Murder in the First
So we come to the 1200s. The Cantilupes were making their presence felt in King John’s service. Fulk, brother of William (I), was one of the ‘cruel and inhuman knights’ who expelled the monks of Canterbury during the Stephen Langton affair.1
William I, his son William II and Fulk were also all named and shamed as King John’s evil councillors – it was standard political rhetoric at this time to blame the counselors of a king rather than the king himself, so this should be taken with a good pinch of salt. Unfortunately there’s very little information aside from the rather biased chronicle to tell us what the family members were like as people, so we shall have to look into their track records instead.

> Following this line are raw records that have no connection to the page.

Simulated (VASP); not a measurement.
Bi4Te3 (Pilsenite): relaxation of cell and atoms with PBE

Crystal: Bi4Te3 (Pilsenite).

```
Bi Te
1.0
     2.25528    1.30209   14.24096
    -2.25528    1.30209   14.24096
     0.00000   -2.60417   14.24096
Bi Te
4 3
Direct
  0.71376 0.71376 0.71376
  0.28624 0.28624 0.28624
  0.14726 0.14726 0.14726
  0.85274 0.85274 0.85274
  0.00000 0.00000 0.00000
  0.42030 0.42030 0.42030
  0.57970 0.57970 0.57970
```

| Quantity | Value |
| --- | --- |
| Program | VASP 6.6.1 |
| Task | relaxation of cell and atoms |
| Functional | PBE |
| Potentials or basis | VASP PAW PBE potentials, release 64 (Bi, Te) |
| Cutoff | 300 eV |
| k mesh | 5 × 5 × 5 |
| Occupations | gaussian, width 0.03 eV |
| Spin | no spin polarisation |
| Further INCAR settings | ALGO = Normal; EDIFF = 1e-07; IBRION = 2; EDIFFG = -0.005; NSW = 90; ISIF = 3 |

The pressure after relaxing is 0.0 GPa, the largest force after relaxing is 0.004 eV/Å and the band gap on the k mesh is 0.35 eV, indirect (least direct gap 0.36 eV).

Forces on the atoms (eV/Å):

William I was certainly loyal to King John, and to John’s nine year old heir, Henry. In 1217 William I is found laying siege to the castles of Montsorrel and Lincoln, helping to repel the French invasion and ensure Henry’s succession, and was named as a baron of the Exchequer in that same year.
Their kinsman Roger, unconnected to the king’s turbulent court, was named as a miles nobilis de Esexsia, a noble knight of Essex, but was accused of disturbing the king’s peace – of which he was convicted, and consequently hanged.2
It is likely that he was a rebel baron at the end of John’s reign, and this is the treason to which the bishop Chester referred some time later. Matthew Paris records that, in 1225, Bishop Alexander Stavenby of Chester complained ‘most severely’ about Roger de Cantilupe, a lawyer, saying that his father had been a traitor and had been hanged for his sins.3 Roger then apparently kept his peace, as his father’s treason was not something he was able to deny.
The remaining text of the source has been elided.